The new, first-of-its-kind class action has lodged proceedings against the Australian government for allegedly failing to disclose to investors the climate change risks associated with sovereign bonds.
It is the first action relating to climate change risk and the sovereign bond market. A suit brought by a 23-year-old retail investor alleging a breach of public duties going to the heart of corporate governance.
Already internationally there have been several climate suits filed by citizen campaigners and activists against the oil and gas industry, and governments, over their alleged failures to mitigate and include climate change risks in their outlooks and business plans.
In July 2018 the US Supreme Court ruled unanimously in favour of 21 youth plaintiffs against the American federal government over a constitutional climate inaction. The case was ultimately quashed in January this year on appeal in the Circuit Court.
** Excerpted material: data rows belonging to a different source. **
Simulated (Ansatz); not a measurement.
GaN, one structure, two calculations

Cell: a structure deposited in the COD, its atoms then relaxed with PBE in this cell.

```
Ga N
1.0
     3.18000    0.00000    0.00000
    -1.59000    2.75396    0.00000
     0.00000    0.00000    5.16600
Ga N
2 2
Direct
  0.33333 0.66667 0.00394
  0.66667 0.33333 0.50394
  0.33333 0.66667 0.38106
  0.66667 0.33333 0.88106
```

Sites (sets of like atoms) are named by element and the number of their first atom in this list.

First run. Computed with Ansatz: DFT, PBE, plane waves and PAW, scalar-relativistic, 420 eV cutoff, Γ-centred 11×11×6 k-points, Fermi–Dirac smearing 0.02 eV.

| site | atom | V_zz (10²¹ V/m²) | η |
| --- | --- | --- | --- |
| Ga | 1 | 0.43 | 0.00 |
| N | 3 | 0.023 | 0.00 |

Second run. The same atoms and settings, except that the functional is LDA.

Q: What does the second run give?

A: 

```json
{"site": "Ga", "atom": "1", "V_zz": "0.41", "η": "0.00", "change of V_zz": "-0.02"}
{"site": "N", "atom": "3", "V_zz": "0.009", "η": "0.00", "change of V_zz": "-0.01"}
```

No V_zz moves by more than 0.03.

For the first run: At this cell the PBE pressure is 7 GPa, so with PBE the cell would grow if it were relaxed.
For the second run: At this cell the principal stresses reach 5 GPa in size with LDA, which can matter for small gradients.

However, these cases are becoming more common. The state of Rhode Island brought its own lawsuit against Chevron Corporation that same year seeking to hold the company liable for causing climate change impacts which would adversely affect the state and its owned and operated facilities.
More than nine cities and countries in the US, from New York to San Francisco, have attempted to lodge legal proceedings against "big oil" and the resources industry over climate concerns.
Now, Allens say they are noticing a "growing trend" in Australia of both enforcement of allegations of inadequate financial and governance disclosures of climate risk through litigation, and class actions concerning ASX disclosures relating to governance issues and their financial impacts.
"Australia is becoming front and centre as a forum for activist climate change litigation against corporates, financial institutions and government," Allens said in a note today.
For many years, Australia's regulators have pushed Australian listed companies to consider the implications of not telling investors the full risks associated with climate change and extreme weather events.
In September 2018 ASIC published a report aimed at ASX business, largely the energy sector, warning that only 17% of ASX200 companies had identified climate change risk as a "material risk" in their operating and financial reviews. It noted there was even less disclosure outside of the ASX200.
A second alarm was sounded by the Australian Securities Exchange itself, which updated its Corporate Governance Principles and Recommendations last year, encouraging oil and gas companies to consider and report their exposure to climate risks, including their risks to global decarbonisation efforts.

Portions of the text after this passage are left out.